> -----Original Message-----
> From: Jonathan Tripathy [mailto:jonnyt@abpni.co.uk]
> Sent: Wednesday, November 03, 2010 12:46 PM
> To: Rob Sargent; pgsql-general@postgresql.org
> Subject: Re: Return key from query
>
>
> >>
> >> Sorry, I don't get it. I usually have an application that
> knows if it
> >> wants to write some data to database, or not. So it writes
> the data,
> >> and just gets from database the id that was set by
> database. No need
> >> of getting the id earlier in a transaction, although the simple
> >> insert that saves the data runs in a transaction of course.

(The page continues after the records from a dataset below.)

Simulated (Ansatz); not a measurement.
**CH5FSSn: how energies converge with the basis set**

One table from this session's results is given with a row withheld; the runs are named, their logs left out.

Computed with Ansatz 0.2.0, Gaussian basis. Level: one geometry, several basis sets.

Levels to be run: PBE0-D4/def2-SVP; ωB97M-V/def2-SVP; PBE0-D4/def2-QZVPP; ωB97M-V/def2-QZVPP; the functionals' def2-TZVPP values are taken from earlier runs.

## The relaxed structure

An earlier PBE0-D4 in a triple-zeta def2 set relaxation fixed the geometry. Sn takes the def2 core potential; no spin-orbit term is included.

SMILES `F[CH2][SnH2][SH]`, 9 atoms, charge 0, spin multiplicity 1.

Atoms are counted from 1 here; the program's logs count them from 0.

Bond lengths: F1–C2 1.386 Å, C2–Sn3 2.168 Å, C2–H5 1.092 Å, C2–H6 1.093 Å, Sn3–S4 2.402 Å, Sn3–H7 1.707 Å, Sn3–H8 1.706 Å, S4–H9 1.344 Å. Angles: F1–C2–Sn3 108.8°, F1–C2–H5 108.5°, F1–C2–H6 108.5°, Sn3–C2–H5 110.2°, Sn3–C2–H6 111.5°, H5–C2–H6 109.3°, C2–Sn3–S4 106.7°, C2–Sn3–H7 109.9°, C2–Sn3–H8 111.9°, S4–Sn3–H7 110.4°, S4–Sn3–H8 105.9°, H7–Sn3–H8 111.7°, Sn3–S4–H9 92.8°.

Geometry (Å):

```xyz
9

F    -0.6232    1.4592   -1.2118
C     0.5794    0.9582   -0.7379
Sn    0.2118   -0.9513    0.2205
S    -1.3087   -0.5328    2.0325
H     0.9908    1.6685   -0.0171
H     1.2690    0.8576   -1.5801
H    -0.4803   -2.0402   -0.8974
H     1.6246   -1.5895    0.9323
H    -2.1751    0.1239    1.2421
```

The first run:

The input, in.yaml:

> >> Another approach could be just getting the id from database, and
> >> saving the data using that id. If someone puts there any
> complicated
> >> logic between getting id and saving data, it is just a very bad
> >> software design, that has nothing common with the id/uuid problem.
> >>
>
> All my software is doing is running a simple INSERT query on
> a table, with the primary key auto-incremented. I just have
> no way of knowing what the new ID is once the query is done.
> My problem is simpler than soft folk here think, however I
> feer that the solution is harder than I think :(
>
No, it's not hard at all.
You were already given a solution: INSERT with "RETURNING" clause.
Check PG documentation regarding this clause.